Friday, October 17, 2008

Mediocrity

And the afternoon, the evening, sleeps so peacefully!
Smoothed by long fingers,
Asleep … tired … or it malingers,
Stretched on the floor, here beside you and me.
Should I, after tea and cakes and ices,
Have the strength to force the moment to its crisis?
But though I have wept and fasted, wept and prayed,
Though I have seen my head [grown slightly bald] brought in upon a platter,
I am no prophet—and here’s no great matter;
I have seen the moment of my greatness flicker,
And I have seen the eternal Footman hold my coat, and snicker,
And in short, I was afraid.


This is a segment from "The Love Song of J. Alfred Prufrock" by the master, T.S. Elliot. It is my favorite poem of all time. I have felt a curious passion for this verse my entire life, from the first time I read it when I was fifteen. I hope my close friends know that someone must take responsibility for reading these words at my funeral (because God love him, Fang probably won't). They are beyond powerful for me for I share the protagonist's realization of their mediocrity.

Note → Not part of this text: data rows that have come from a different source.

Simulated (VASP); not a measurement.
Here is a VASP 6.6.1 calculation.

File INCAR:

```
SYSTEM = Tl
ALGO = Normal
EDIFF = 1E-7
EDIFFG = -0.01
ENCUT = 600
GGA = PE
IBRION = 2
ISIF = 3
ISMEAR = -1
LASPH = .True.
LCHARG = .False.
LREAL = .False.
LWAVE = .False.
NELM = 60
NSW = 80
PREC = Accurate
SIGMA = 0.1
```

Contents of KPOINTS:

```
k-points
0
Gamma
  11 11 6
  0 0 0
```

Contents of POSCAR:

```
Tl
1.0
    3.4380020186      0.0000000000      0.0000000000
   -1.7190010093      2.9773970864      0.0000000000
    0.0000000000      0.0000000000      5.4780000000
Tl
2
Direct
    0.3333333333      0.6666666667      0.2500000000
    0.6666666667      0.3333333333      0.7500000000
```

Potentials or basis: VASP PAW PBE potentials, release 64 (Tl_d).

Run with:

I am at a mid point in my life (optimistically assuming I would actually live to be 100--I'll be lucky to make 50!). I've seen common themes of mediocrity and I can admit objectively these few things: I'll never be a millionaire and I will always be squarely middle class. I am not violently left or right politically so I am probably categorized middle of the road. I am not as aggressive in my exhortations in business management that some of my peers are, so perhaps I am portrayed as benign. I don't stand up to aspects of dissatisfaction in my life, so I am perhaps considered passive. Maybe I don't stand up to my boss as effectively as I'd like to, so I could be considered ineffective. I am guilty of hiding my boredom under good manners. I am aware of all these shortcomings. I can't always find my voice as powerfully as I feel (oh, but I hear it inside me so very loudly, sometimes to the point of pain).

The truth is, I accept my mediocrity. Like Mozart's rival Salieri, I revel in my poster child status. I am a soldier in life, in work, in the everyday stages of every moment. But even those of us with an average facade hope for a glimpse of something sparkling--as Elliot suggests, the siren songs that don't sing for him.

I hold out hope that they will sing for me.